[PATCH] D20341: [CUDA] Enable fusing FP ops for CUDA by default.

Wed May 18 19:09:13 PDT 2016

hfinkel added a comment.

In http://reviews.llvm.org/D20341#432586, @jlebar wrote:

> > But people also don't expect IEEE compliance on GPUs
>
>
> Is that true?

Yes.

> You have a lot more experience with this than I do, but my observation of nvidia's hardware is that it's moved to add *more* IEEE compliance as it's matured.  For example, older hardware didn't support denormals, but newer chips do.  Surely that's in response to some users.

This is also true, but user expectations change slowly.

> One of our goals with CUDA in clang is to make device code as similar as possible to host code.  Throwing out IEEE compliance seems counter to that goal.

> 

> I also don't see the bright line here.  Like, if we can FMA to our heart's content, where do we draw the line wrt IEEE compliance?  Do we turn on flush-denormals-to-zero by default?  Do we use approximate transcendental functions instead of the more accurate ones?  Do we assume floating point arithmetic is associative?  What is the principle that leads us to do FMAs but not these other optimizations?

> 

> In addition, CUDA != GPUs.  Maybe this is something to turn on by default for NVPTX, although I'm still pretty uncomfortable with that.  Prior art in other compilers is interesting, but I think it's notable that clang doesn't do this for any other targets (afaict?) despite the fact that gcc does.

> 

> The main argument I see for this is "nvcc does it, and people will think clang is slow if we don't".  That's maybe not a bad argument, but it makes me sad.  :(

In http://reviews.llvm.org/D20341#433344, @tra wrote:

> I don't think using FMA throws away IEEE compliance.
>
> IEEE 784-2008 says:
>
> > A language standard should also define, and require implementations to provide, attributes that allow and
>
> >  disallow value-changing optimizations, separately or collectively, for a block. These optimizations might
>
> >  include, but are not limited to:
>
> >  ...
>
> >  ― Synthesis of a fusedMultiplyAdd operation from a multiplication and an addition
>
>
> It sounds like FMA use is up to user/language and IEEE standard is fine with it either way.

That's correct. FMA formation is allowed, although the default for this, and how it's done is unfortunately a function of many aspects of the programming environment (language, target platform, etc.).

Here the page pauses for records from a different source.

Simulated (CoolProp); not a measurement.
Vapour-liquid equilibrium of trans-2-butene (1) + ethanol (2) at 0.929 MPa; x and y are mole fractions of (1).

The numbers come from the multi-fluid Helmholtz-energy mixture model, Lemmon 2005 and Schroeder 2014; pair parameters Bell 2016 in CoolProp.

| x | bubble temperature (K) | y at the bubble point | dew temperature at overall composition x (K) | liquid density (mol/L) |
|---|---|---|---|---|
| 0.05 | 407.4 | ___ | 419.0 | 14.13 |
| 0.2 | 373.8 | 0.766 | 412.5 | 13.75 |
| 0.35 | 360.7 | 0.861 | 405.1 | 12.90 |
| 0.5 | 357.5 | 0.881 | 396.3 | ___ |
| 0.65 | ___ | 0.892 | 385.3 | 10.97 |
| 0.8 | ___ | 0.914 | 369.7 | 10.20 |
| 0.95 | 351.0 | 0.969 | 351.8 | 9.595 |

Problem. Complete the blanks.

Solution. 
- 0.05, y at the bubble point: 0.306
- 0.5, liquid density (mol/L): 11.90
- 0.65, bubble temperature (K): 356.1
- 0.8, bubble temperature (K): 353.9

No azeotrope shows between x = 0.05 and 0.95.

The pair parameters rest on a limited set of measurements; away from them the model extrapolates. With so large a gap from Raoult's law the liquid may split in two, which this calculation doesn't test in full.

> We need to establish what is the language standard that we need to adhere to. C++ standard itself does not seem to say much about FP precision or particular FP format.

> 

> C11 standard (ISO/IEC 9899:201x draft, 7.12.2) says:

> 

> > The default state (‘‘on’’ or ‘‘off’’) for the [FP_CONTRACT] pragma is implementation-defined.

> 

> 

> Nvidia has fairly detailed description of their FP.

>  http://docs.nvidia.com/cuda/floating-point/index.html#fused-multiply-add-fma

> 

> > The fused multiply-add operator on the GPU has high performance and increases the accuracy of computations. **No special flags or function calls are needed to gain this benefit in CUDA programs**. Understand that a hardware fused multiply-add operation is not yet available on the CPU, which can cause differences in numerical results.

> 

> 

> At the moment it's the most specific guideline I managed to find regarding expected FP behavior applicable to CUDA.

I think this is the most important point. IEEE allows an implementation choice here, and users who already have working CUDA code have tested that code within that context. This is different from the host's choice (at least on x86), but users already expect this. There is a performance impact, but there's also a numerical impact, and I don't think we do our users any favors by differing from NVIDIA here.

http://reviews.llvm.org/D20341